Lessons from Semenyih: The integrity factor

Semenyih by-election

In terms of seat numbers in the state legislative assembly, the result of Saturday’s Semenyih by-election changes little.

Yet the symbolic significance of the win for Barisan Nasional on this occasion – when the previous Pakatan Harapan assemblyman had succeeded by nearly 9,000 votes a mere 10 months earlier – is lost on very few.

Despite having the backing of government machinery, the PH candidate Muhammad Aiman Zainali was unable to go the distance. His inexperience, unfamiliarity with Semenyih voters and complete lack of oratory prowess were rather pitiable and even somewhat absurd in an individual seeking to be elected as a leader of the people, especially when compared in broad daylight to BN’s Zakaria Hanafi, a veteran politician well known in the area.

Compounding 30-year-old Muhammad Aiman’s problems were the allegations of nepotism stemming from him contesting in his late father-in-law’s former seat, and of fraud in light of his non-existent PhD qualifications (an issue which had also been playing out on the national arena around the same time, much to the embarrassment of numerous PH leaders).

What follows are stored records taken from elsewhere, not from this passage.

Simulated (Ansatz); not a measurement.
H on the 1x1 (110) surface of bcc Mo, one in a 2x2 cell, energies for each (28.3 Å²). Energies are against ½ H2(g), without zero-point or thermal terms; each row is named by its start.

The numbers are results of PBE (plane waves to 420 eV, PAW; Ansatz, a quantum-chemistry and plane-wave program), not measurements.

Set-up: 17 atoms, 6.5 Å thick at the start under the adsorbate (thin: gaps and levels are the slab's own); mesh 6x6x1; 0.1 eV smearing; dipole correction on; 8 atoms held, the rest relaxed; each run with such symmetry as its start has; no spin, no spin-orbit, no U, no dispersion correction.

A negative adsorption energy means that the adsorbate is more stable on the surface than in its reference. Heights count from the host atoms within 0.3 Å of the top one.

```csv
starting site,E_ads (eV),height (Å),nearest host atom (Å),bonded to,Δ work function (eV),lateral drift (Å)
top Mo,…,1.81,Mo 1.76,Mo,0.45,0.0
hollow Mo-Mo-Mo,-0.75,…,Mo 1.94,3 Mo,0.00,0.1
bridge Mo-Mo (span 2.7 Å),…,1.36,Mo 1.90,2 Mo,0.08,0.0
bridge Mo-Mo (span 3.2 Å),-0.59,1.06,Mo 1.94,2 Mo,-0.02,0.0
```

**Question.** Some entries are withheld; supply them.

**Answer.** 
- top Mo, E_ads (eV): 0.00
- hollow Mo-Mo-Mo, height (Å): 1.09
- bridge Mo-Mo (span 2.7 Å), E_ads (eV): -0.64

Almost from the beginning, therefore, the PH campaign seemed to suffer from a serious “integrity deficit” – worsened by the federal government’s peculiar and misguided “election goodies”, like the abolition of toll (which in any event hardly affects Semenyih dwellers) and BSH (where RM100 for single adults, coping with rising costs of living, seems somewhat insulting). If nothing else, these announcements were half-hearted, ineffective and reeked of desperation.

PH’s core message of “Najib is Bad” missed the mark too – ironically, because the popularity of the individual in question has recently skyrocketed by pointing out, in simple, often humorous and very relatable terms, the current administration’s failure to meet its manifesto promises, corresponding to the very real struggles faced by the average Malaysian today.

And it is this need to live in the present which PH seems to have forgotten. Relying heavily on, and exploiting, the alleged misdemeanours of a former leader, who now holds no major leadership position, does not spark confidence for voters who want to see whether those they voted in nearly a year ago will look after them today, tomorrow and the day after.

As the economy slows and times feel tougher than before, looking to the past for validation without having answers for the present day can never be the way forward.

After all, taking aim at another person’s character does not, and cannot, strengthen one’s own integrity – the latter can only be derived from genuine attentiveness to local issues and a sincere commitment to meeting promises (or at least, to being honest about their progress).

Failure to heed this lesson will only result in another Cameron Highlands, another Semenyih, and – according to all predictions – another Rantau.

This is the personal opinion of the writer and does not necessarily represent the views of Twentytwo13.